MariaDB Enterprise ColumnStore Schema Design

When designing a schema for MariaDB Enterprise ColumnStore, there are some important details to consider.

Best Practices

When you are designing a schema for Enterprise ColumnStore, you should follow some best practices to get the best performance.

Choose Appropriate Size for Numeric Data Types

Enterprise ColumnStore can use I/O much more efficiently if you choose the smallest possible size for a numeric data type, because the smaller type would allow Enterprise ColumnStore to fit more values into each extent.

For example, when the values for an integer column are small, queries can perform better when TINYINT is used instead of BIGINT, because more values can fit into each extent with TINYINT.

For best performance, choose the smallest data type possible for a given column.

Avoid Creating Long String Columns

It is recommended to avoid long string columns, because Enterprise ColumnStore can only store 8 bytes for each string value in a column's extent. Multi-byte character sets can cause the effective limit to be even lower. If a string value is longer than the effective limit, the value is stored in a separate dictionary extent, and the column's extent contains a pointer to the value in the dictionary extent.

The effective limit depends on the specific data type used by the column:

  • For the CHAR data type, a maximum of 8 bytes of the value can be the column's extent.

  • For the VARCHAR data type, a maximum of 7 bytes of the value can be stored in the column's extent, because 1 byte is required to store the length of the value.

The effective limit also depends on the specific character set used by the column:

  • For 1-byte character sets, such as latin1: if the column is declared as CHAR(8) or VARCHAR(7) or shorter, the value is stored in the column's extent.

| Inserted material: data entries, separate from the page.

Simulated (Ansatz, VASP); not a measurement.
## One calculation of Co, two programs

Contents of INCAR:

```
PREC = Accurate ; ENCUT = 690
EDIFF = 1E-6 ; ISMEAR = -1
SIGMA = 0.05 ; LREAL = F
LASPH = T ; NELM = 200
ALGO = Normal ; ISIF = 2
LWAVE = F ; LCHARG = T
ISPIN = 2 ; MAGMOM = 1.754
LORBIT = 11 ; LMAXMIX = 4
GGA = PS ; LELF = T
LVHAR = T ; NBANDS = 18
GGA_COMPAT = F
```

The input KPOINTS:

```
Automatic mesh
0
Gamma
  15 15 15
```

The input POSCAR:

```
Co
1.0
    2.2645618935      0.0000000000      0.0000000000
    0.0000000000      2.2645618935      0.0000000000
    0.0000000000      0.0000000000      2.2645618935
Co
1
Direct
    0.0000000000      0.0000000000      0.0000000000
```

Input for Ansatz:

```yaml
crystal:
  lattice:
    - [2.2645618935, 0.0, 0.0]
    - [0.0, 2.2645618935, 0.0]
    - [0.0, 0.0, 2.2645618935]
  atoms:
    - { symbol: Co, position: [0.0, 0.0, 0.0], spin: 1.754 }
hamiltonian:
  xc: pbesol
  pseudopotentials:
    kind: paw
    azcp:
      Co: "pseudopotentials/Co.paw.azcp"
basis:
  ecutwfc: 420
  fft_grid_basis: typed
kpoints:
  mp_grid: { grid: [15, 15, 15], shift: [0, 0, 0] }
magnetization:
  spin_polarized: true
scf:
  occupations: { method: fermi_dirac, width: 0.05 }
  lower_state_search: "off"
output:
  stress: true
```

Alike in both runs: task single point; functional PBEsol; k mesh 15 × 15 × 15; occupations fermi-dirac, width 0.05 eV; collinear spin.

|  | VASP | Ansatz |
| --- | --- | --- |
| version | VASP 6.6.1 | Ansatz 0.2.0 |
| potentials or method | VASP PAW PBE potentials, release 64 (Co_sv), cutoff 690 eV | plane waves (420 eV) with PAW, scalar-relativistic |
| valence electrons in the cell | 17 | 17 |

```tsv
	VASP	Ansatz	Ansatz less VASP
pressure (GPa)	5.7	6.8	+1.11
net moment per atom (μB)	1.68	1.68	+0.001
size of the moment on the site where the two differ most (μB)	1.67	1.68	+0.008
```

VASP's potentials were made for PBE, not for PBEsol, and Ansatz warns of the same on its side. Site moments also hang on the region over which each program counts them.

  • For 2-byte character sets, such as ucs2: if the column is declared as CHAR(4) or VARCHAR(3) or shorter, the value is stored in the column's extent.

  • For 3-byte character sets, such as utf8: if the column is declared as CHAR(2) or VARCHAR(2) or shorter, the value is stored in the column's extent.

When a string column is stored in a separate dictionary extent, it creates multiple problems:

  • When Enterprise ColumnStore reads the values, it will have to read the pointer from the column's extent, and then it will have to read the value from the separate dictionary extent. As a consequence, Enterprise ColumnStore will have to read twice as many extents, so the query will require more I/O.

  • When Enterprise ColumnStore evaluates join conditions and filter conditions (i.e., WHERE clause), it usually uses extent elimination to reduce I/O. However, extent elimination does not apply to dictionary extents. As a consequence, Enterprise ColumnStore will have to read every column extent, so the query may require even more I/O.

These problems can be avoided by following the recommended best practices:

  • If a column's values can fit into a non-string data type, declare the column using the non-string data type, rather than the string data type. The specific details depend on the type of data:

    • If the column's values are compatible with a numeric data type (INT, FLOAT, NUMERIC, etc.), declare the column using the smallest numeric data type that is most appropriate for your data. This could apply to columns storing information like zip codes, product IDs, account numbers, etc.

    • If the column's values are compatible with a date and time data type (DATE, DATETIME, TIME, TIMESTAMP), declare the column using the date and time data type that is most appropriate for your data.

  • If a column's values can fit into a 1-byte character set, declare the column using the 1-byte character set.

  • If a column's values can only fit into a long string data type, try to avoid referencing the column in join conditions and filter conditions (i.e., WHERE clause).